• U.S.

Business: Bandman

3 minute read
TIME

About five and a half billion cigars were made in the U. S. last year. Of these half a billion used no bands. Of the rest, 70% or 3,500,000,000 had bands made by Consolidated Lithographing Corp. of Brooklyn, biggest cigar-band manufacturers in the world. It takes a 30-ton embossing machine, color presses, a cutting machine, a varnishing tray and eleven operations to make an ordinary cigar band. And after all that, the first thing nearly every cigar smoker does is to tear off the band and throw it away.

Consolidated also prints cigar box portraits. In its files are the fat Teutonic nudes of yesteryear, who, thinly veiled in gauze, lie languorously across a wolf’s skin (Wolff’s Choice), or step daintily into a mountain brook (The Lone Queen), or sedately duel with rapiers in a grove (El Duelo). Today Consolidated makes its money from more prosaic designs for cigars like La Palina. La Palina was originated by Sam Paley, father of President William S. Paley of Columbia Broadcasting System. The inside of every La Palina box is adorned with a picture of Mrs. Sam Paley in a Spanish costume. Other big Consolidated customers: Bayuk Phillies (500,000,000 bands), White Owl (450,000,000), William Penn (125,000,000), El Producto (125,000,000). Bands sell for 22¢ to 45¢ per thousand, and in a good year Consolidated sales gross $5,000,000.

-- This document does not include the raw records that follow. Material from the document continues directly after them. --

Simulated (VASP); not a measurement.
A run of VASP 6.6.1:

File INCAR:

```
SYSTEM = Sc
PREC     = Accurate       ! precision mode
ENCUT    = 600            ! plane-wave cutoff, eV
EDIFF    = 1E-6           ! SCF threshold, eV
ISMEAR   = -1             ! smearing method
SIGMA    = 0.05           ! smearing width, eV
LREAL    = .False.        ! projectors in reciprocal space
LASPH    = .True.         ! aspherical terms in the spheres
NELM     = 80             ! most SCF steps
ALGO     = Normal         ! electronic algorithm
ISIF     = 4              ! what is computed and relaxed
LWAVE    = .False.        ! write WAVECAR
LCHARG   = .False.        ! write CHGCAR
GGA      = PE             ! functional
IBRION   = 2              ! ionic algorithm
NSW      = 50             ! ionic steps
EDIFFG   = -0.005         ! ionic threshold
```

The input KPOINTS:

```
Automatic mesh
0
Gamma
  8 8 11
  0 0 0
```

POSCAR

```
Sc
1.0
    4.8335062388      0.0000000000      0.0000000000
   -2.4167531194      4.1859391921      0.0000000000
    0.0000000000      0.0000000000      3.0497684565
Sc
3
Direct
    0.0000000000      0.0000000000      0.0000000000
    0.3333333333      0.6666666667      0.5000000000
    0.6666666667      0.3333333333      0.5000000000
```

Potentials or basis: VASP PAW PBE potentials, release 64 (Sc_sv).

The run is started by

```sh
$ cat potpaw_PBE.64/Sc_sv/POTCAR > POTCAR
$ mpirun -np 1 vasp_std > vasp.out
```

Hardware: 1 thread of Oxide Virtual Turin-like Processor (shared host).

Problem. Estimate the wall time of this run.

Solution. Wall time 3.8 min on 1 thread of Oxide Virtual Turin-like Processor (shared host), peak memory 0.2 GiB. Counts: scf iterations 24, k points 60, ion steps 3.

Three years ago Consolidated fell into the toils of the mightiest investment trust in the U. S., Floyd Bostwick Odium’s Atlas Corp. Consolidated’s corporate troubles had begun with a post-War expansion during which it acquired a string of lithograph companies and a $3,000,000 debt. Atlas Corp., through a subsidiary, acquired some five-year notes covering the fattest slice of this debt ($1,600,000), together with 40,000 shares of Consolidated stock. Into the maw of Atlas Corp. many companies go but few return. Consolidated was the exception. Smooth, hustling President Jacob A. Voice scraped together all the profits the company had, pledged his personal stock and life insurance policies to borrow $500,000 from Commercial Investment Trust, specialists in automobile financing. With the money he paid off Atlas. By last week he had reacquired all Atlas stock holdings. Commercial Investment Trust had also been paid off in full. For the first time in five years, Consolidated could begin its new year debt-free.

President Voice owned 25%, of Consolidated’s stock when its financial troubles began. Today he owns 65%, A bristly-haired man of 50, he arrived in New York from Rumania at the age of four. At 14 he went to work with William Steiner & Co., lithographers, as a bronze feeder at $2.50 per week. Evenings he helped his father who had the candy concession at the Academy of Music on 14th St. One day the boy was picked up by the New York Society for the Prevention of Cruelty to Children. He spent the night in the Society home, was given a bath. After that he was careful not to sell candy while Society members were looking. Twelve years later he borrowed some money and with friends started a small lithograph company, which prospered mightily when the War cut off imports of lithographic material from Germany. In 1926, at the head of his firm, he merged with Steiner & Co.

Not all Consolidated’s total sales last year came from cigar bands. The company is exclusive distributor of the Colton-Voice banding machine which slips the band over the cigars and wraps them in Cellophane at the rate of 4,000 per hr. Since Repeal the company has been making embossed whiskey labels for Schenley and other distillers. Mr. Voice did not complain when NRA raised his costs. He began printing Blue Eagles.